Learning Without Frontiers 2012 had many inspirational speakers including Ellen MacArthur, Ray Kurzweiller and Mitch Resnick (founder of Scratch). The key themes for the two day event in London were the challenges facing the planet we inhabit and how new thinking about education coupled with technological transformation can help us to get through the 21st Century Gap (or Canyon as Keri Facer put it).
Charles Leadbeater captured this World view while launching his new book; Innovation in Education: Lessons from Pioneers around the World. The book is undeniably beautiful with images from Leadbeater’s collaborator, Romain Staros Staropoli, but it also a very clear vision explaining how movements in education are made sustainable by creating systems to support them.

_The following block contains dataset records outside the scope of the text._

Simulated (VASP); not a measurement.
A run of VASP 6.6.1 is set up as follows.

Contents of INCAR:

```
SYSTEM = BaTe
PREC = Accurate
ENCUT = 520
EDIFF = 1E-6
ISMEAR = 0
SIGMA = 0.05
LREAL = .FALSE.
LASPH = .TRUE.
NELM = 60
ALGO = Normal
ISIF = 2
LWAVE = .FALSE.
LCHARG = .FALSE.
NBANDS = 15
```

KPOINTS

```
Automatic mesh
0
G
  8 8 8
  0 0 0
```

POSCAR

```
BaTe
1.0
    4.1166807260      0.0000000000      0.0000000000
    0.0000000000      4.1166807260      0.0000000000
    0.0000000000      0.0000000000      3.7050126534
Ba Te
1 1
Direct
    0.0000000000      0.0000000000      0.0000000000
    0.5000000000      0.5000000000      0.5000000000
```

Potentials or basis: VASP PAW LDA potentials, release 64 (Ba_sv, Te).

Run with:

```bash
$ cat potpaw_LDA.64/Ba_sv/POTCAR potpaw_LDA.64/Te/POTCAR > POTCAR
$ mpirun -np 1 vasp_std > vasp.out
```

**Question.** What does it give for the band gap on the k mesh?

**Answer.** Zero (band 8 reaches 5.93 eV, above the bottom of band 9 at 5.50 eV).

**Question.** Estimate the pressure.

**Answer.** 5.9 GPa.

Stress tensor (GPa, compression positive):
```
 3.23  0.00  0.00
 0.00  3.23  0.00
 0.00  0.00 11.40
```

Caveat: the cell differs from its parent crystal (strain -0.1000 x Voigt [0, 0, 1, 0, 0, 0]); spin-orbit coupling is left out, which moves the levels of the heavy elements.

Leadbeater described most current education systems as high system, low empathy. This drives students to be tested more, done to more and listened to less. The resultant move towards high empathy education leads to amazing learning that is unfortunately unsustainable beyond the teacher or mentor/leader who began the ‘movement’.
His worldwide search has led him to all continents in search of examples of ‘movements’ that have become systemic and therefore sustainable.
In particular the Escuela Nueva movement in Latin America which, since 1975 has educated millions of children in extreme poverty using a combination of technology, teacher training and classroom organization that work across all their schools. This approach means that the model becomes scaleable and replicable to high standards, guaranteeing many children an education that just wouldn’t have been possible before.
The African Institute of Mathematical Sciences searches hard for and takes very few students but is fast becoming a centre for excellence in Mathematics. Beyond a foundation course covering core computation, the studies are developed from student interest with teachers acting as mentors and guides to push students to follow their passions in Mathematics. Leadbeater described a chaotic classroom with teachers and students indistinguishable but, critically the recruitment process is clearly aimed at finding mathematical excellence and the teaching style to push at the open door of student’s passions.
Leadbeater concluded with a football analogy. English football runs on rails from back to front (the creatives at the front and the workhorses at the back). Barcelona football trains everyone to be creative and therefore the system they play can deal with any and every eventuality. A system with no empathy will stifle talent but no system with high empathy is not sustainable. We must search for ‘systempathy’.